Firms have focused resource on anti-money laundering and sanctions compliance. Meanwhile, regulator focus has turned to anti-bribery and corruption (AB&C)—and now firms should reconsider how they manage this risk.

We have seen continued regulator focus and enforcement action around bribery and corruption issues. Few could have missed the headlines and fallout of the FIFA corruption scandal. But the FIFA example is just one of many such stories, and financial services firms are particularly vulnerable. We’ve seen a handful of financial firms make headlines due to bribery or corruption issues.

Why are we focusing in on anti-bribery and corruption?

The management of AB&C risks is in a less mature phase than other financial crime areas. Firms are in the early stages of evaluating their risks and designing their operating models to cover this area. There is increased focus on strong governance to prevent corporate wrongdoing. This requires defined senior management roles and responsibilities, and strong management information to promote accountability and facilitate a robust challenge process where necessary.

Many firms are in the process of hiring a head of AB&C and building out the function. Finding individuals with the right experience and knowledge is challenging. Firms need to be sure that staff working in this area will be able to succeed.

What are the challenges for firms?

In the current regulatory and competitive environment firms should take steps to fully understand AB&C risk, monitor it and provide information on it to senior management promptly. All of this should be done as cost effectively as possible.

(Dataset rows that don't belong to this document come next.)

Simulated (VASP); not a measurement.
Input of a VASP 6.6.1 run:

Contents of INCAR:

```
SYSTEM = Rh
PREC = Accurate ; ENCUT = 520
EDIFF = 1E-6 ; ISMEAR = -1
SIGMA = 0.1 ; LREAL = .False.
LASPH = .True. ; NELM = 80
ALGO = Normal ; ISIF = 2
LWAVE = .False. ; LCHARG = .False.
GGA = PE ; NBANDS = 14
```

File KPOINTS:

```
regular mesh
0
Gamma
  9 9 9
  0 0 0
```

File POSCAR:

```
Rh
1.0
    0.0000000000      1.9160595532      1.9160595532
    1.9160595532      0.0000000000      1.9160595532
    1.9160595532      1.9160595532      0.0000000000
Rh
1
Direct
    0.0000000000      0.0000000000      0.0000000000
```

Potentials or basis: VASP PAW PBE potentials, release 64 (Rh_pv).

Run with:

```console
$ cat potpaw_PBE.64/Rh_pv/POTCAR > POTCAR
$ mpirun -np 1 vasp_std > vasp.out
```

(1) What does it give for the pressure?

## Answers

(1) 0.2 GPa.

In our experience many firms are struggling with the following:

  • Understanding the complex bribery and corruption risks in their business;
  • Managing intermediaries to better understand the true level of risk associated with their relationships;
  • Conducting meaningful ongoing monitoring of risks;
  • Producing valuable and insightful management information that allows senior management to understand the true risk and take any required decisions;
  • Assessing where to expend their effort to manage risk most effectively;
  • Identifying opportunities for streamlining leading to a duplication of effort;
  • A lack of “off the shelf tools” to conduct surveillance and monitoring.

What can be done?

We would encourage firms to consider:

  • Strategy and operating model: Reevaluate the firms’ AB&C risk strategy and framework to validate that they are effectively managing risk. Firms should consider integrating AB&C into wider financial crime programmes to build an efficient operating model.
  • Processes and streamlining: Review end-to-end processes and consider where effort is wasted or would be better utilised to manage risk effectively. Simple changes could result in large cost savings, as well as repositioning resources into the correct areas,
  • Monitoring and management reporting: Monitoring and review of early warning signs can help a firm deal with an issue before a problem crystalizes. Using analytics to make the most of the numerous data sources can translate into useful insight that helps senior management take actions to prevent these risks from crystallising. Many firms are combining AB&C into broader conduct surveillance and monitoring.

AB&C risk will remain a priority for US and UK regulators. Likewise, firms should keep reviewing how they manage this risk in a cost effective way.